How hot water and ice cubes are beating batteries in the energy storage game

One can be forgiven for thinking that the cheapest and best energy storage options are lithium-ion batteries. After a year of record-setting growth and numerous high-profile battery installations in California and across the country, batteries seem to be everywhere in the media. And while Li-Ion batteries certainly hold immense promise and these new developments are indeed exciting, thermal storage continues to quietly gain market traction and provide many of the same energy storage benefits at a fraction the cost. In just the last few weeks, a number of interesting articles, studies, and projects have been getting attention, including:

A recent article in Utility Dive outlines the benefits of bundling residential water heaters into massive virtual batteries that can provide grid and customer benefits, including the potential for more renewables integration and greater stability during times of grid stress. The article also outlines the efforts of several leading utilities on this front. All these benefits come at a fraction the cost of batteries by utilizing something that millions of consumers have in their basements: electric water heaters. More info on these project is available here.

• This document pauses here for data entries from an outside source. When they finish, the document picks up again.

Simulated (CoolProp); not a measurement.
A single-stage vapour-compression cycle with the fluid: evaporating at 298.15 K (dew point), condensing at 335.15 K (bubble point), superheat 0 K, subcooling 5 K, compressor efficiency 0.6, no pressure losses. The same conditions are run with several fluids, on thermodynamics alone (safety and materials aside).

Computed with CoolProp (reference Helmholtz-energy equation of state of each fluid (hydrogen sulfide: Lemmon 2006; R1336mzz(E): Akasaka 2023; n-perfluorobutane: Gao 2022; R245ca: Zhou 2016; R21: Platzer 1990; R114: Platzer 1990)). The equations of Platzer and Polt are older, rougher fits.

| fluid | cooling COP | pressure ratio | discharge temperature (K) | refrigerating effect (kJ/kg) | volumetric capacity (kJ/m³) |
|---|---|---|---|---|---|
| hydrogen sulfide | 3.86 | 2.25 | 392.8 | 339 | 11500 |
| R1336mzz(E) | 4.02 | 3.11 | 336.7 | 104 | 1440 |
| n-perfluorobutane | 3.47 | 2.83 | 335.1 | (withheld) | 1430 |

Meanwhile, on Nantucket Island, grid operators were mulling alternatives to building a $100 million undersea transmission line. They decided to approach Ice Energy about a residential product that has been featured on in ETCC news in the past: a residential air conditioning systems that freezes liquid overnight when grid demands are low and uses that frozen block of ice to provide very low-power cooling mid-day. More details on that project can also be found in Utility Dive, here.

These are just two examples of thermal storage emerging as a viable, affordable means of energy storage that is ready to go today, as Li-Ion and other batteries continue to mature.